Commit Vote Aggregation

Commit votes can arrive before a block is executed (e.g., if other validators are faster). The BufferManager caches these as pending votes and applies them when the block reaches the appropriate state. A full CommitDecision can fast-forward a block directly to the Aggregated state.

Reliable Broadcast

Commit votes use reliable broadcast with:

  • Exponential backoff starting at 2ms, max 5 seconds
  • Broadcast interval: 1500ms
  • Rebroadcast of stale votes: every 30 seconds
  • Tracks ACKs from all validators; completes when all respond

Backpressure

Backpressure operates at two levels:

1. BufferManager (block intake)

The BufferManager stops accepting new ordered blocks when the gap between the latest ordered round and the highest committed round exceeds MAX_BACKLOG (20 rounds). This is implemented as a tokio::select! guard on the block intake channel — when backpressure is active, the block_rx.next() branch is disabled, so consensus blocks waiting to enter the pipeline are queued until commits catch up.
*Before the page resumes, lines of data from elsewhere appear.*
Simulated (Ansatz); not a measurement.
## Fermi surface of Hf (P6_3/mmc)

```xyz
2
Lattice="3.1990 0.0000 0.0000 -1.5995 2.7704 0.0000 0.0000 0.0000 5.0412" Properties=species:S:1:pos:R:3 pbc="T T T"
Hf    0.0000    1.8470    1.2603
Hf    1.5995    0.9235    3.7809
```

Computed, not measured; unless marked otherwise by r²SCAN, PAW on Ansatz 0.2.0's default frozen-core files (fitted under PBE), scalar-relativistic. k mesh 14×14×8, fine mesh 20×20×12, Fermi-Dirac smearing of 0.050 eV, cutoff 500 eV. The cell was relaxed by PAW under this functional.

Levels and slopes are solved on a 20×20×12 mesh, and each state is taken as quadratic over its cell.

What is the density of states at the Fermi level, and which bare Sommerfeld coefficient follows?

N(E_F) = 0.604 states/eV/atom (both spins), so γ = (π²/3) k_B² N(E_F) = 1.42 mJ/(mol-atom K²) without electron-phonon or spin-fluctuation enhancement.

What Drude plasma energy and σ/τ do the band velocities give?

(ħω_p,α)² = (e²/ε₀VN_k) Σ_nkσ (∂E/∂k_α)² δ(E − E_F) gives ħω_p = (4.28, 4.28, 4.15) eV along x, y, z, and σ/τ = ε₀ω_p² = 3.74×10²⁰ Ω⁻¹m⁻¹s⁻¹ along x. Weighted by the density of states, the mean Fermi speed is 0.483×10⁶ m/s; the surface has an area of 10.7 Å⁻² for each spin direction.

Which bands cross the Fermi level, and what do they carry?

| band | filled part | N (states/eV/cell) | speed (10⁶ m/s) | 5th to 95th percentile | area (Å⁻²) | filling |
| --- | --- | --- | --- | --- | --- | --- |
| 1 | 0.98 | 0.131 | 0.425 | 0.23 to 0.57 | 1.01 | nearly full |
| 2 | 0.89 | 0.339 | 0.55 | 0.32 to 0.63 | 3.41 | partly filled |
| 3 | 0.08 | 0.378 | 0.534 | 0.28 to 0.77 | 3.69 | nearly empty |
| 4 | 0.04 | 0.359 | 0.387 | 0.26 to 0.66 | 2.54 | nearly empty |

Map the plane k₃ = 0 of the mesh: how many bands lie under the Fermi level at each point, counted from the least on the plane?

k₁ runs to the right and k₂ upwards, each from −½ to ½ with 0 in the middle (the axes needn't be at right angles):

This was originally introduced to prevent state sync from receiving a ledger info older than the pre-committed version — if the buffer grew unboundedly, pre-commit could advance far ahead of the commit root, and a state sync trigger would conflict with already pre-committed state. This root cause has since been fixed by adding pre_commit_status to connect sync_manager and the pipeline (413db84eeb), which pauses pre-commit when state sync is needed. The backpressure remains as a general safety bound on buffer size.

2. ProposalGenerator (block size reduction)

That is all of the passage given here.